If you know only one thing about Rep. Sharice Davids, it might be that she was one of the first two Native American women elected to Congress. Or perhaps that she’s one of the few open lesbians in the House, or something about her brief career as a professional mixed martial arts fighter before politics — another first.
But Davids says she doesn’t think about any of that on most days, when she’s more focused on the issues in front of her. For the self-described “infrastructure nerd” who sits on the Transportation and Infrastructure Committee, that means more time thinking about rail hubs than representational honors.
Davids has also been a role model for swing-district Democrats, improving on her margin of victory in 2022 despite redrawn maps in Kansas that made her district more Republican-leaning. On that, she says the lesson is straightforward: Meet with voters, no matter what. “It’s kind of like MMA,” she said. “You just got to show up every day, even if you’re gonna get punched in the face.”
Davids sat down with Roll Call last month in her office, shortly after she ate a presumably bland breakfast.
This interview has been edited and condensed.
Q: You were one of the first two Native American women elected to Congress, and one of the first openly lesbian women too. What is that like for you?
A: Day to day, it’s not at the top of my mind or anything. It’s usually those times when I have a chance to stop and think. Or sometimes, I’ll end up having conversations with people, and they’ll say something where I come in that moment to feel … not pressure, but almost like if you stare into the sky for too long, and you can see the stars, depending on where you’re at. You realize how vast everything is. It feels so much bigger than me.
Q: What do people say to you that brings up that feeling?
A: Most days, I’m just going from one meeting to the next, and I’m trying to be present in each. But then someone will say how they felt when Deb Haaland and I got elected. Or the first time they realized, “Oh, I guess I never thought about seeing someone like myself, or feeling represented by a Native person who’s part of the LGBTQ+ community.” That’s when I’m like, “Wow.”
It’s just being in awe of the impact that humans can have on each other. Not necessarily me, specifically, because in some ways, it doesn’t feel like me. It wasn’t just me that got here — it’s a whole community of people and a whole team of people.
Q: You’re a self-described infrastructure nerd. Democrats spent the summer touting their accomplishments, including the bipartisan infrastructure bill, but the polls suggest that voters are kind of indifferent at best. Was that your experience as well?
A: One of the reasons I’ve been able to connect with people is because we just have a lot of infrastructure in the Kansas City metro area. We have the second-largest rail hub in the country, we’ve got some of the largest intermodal hubs, we’ve got major intersecting highways, we’re right smack dab in the middle of the country.

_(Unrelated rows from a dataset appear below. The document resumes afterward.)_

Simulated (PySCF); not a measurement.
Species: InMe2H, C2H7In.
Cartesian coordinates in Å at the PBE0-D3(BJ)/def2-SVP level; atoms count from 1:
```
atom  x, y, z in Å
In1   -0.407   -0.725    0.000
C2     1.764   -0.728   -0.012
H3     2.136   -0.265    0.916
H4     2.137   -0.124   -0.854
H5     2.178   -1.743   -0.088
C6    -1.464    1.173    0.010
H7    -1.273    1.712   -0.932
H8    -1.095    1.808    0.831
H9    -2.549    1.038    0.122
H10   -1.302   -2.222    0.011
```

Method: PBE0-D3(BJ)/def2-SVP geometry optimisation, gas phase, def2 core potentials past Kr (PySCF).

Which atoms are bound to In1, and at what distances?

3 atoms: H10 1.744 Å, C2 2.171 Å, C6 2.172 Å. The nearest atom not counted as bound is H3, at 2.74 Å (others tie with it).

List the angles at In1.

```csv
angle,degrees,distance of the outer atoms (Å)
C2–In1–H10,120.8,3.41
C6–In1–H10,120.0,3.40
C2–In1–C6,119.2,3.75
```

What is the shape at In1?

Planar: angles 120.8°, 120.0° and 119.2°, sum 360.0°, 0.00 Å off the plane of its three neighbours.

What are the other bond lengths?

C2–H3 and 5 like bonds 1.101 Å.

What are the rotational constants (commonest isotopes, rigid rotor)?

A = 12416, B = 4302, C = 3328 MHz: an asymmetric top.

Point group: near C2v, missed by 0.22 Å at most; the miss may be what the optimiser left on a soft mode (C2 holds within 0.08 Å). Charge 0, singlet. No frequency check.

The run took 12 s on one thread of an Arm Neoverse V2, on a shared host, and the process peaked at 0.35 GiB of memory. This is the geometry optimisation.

We also have a strong local press corps in the Kansas City metro area, and I may be biased, but I feel like a lot of people at home have a good sense of what’s going on — both the good stuff and the frustrating stuff. Folks are concerned about what we’re going to do to address the supply chain issues, which I hear about fairly regularly. And we also have a lot of people who are very excited about not just the bipartisan infrastructure bill, but the Inflation Reduction Act and the CHIPS and Science bill, because of the way those things are going to work together.
Granted, people might not say, “Oh, the CHIPS and Science Act.” They might say, “I know we’re trying to boost domestic manufacturing” — and so maybe the names of the bills aren’t exactly what people are thinking about.
So, this summer when I was home, it was touting some of the major wins that we had, but also figuring out how we’re going to implement these major pieces of legislation. In the Kansas 3rd, we have a very large battery manufacturing plant with the Panasonic plant coming in. The deal was done before CHIPS and Science was passed, but the follow-on effects of [that law] and the Inflation Reduction Act together are really having a noticeable impact in our area in terms of economic development.
Q: Redistricting made your district a little more friendly for Republicans in 2022. But you still won, and even improved on your margin over the same opponent you’d faced in the previous election. What lessons can other Democrats take from that?
A: Yeah, we made it through redistricting. I think our outreach and communication with folks in the district is a huge part of it. I mean, I just show up everywhere. If people invite me to stuff in Kansas, I try to be there. And that’s regardless of what part of the district it’s in or whether people voted for me.
People can tell I’m here to do the work. The redistricting happened, and I got on the Agriculture Committee, because I know there are more farmers and producers and people who are directly working in the ag sector, which is the biggest sector in Kansas. Before the redistricting, it wasn’t as large a presence in the 3rd District as it is now.
And then also, I can only control what I can control. We don’t know what the political environment’s ever gonna look like, so maybe there’s an element of consistency in terms of me showing up — our communications, our offices, our constituent services that we do.
It’s kind of like MMA. You just got to show up every day, even if you’re gonna get punched in the face. No one’s punching me in the face, but you know what I mean. Metaphorically.
Q: What’s one thing you’ve learned about Congress, now that you’re in your third term?
A: My experience here is not what it looks like on TV. Like, Dusty Johnson and I have worked together on some different bills. We sit on Ag and Transportation and Infrastructure together. And Tracey Mann and I, he’s in the Kansas delegation — there are times that Republicans and Democrats are actively seeking out ways to work together. Most people don’t get to see that.
We’re all just humans, people in Congress. I mean, sure, there might be some quirky things about us, but we’re people who are trying to serve our communities. And when people come out here, they get to see that Congress is an institution that’s existed for a long time, but it’s filled with humans.
Last book you read? “The Actual Star” by Monica Byrne.
In politics, can the ends justify the means? I don’t think so.
Your least popular opinion? I don’t like condiments or flavor. I mean, I eat to not die.
One thing your friends know about you that your constituents don’t? Probably my weird food stuff. You can tell how well somebody knows me by how much they know about my food habits. They know I can find something off the kids’ menu at most places.
Best friend in Congress across the aisle? Dusty Johnson. We’ve done a few [bills] together, and we joke around about stuff together.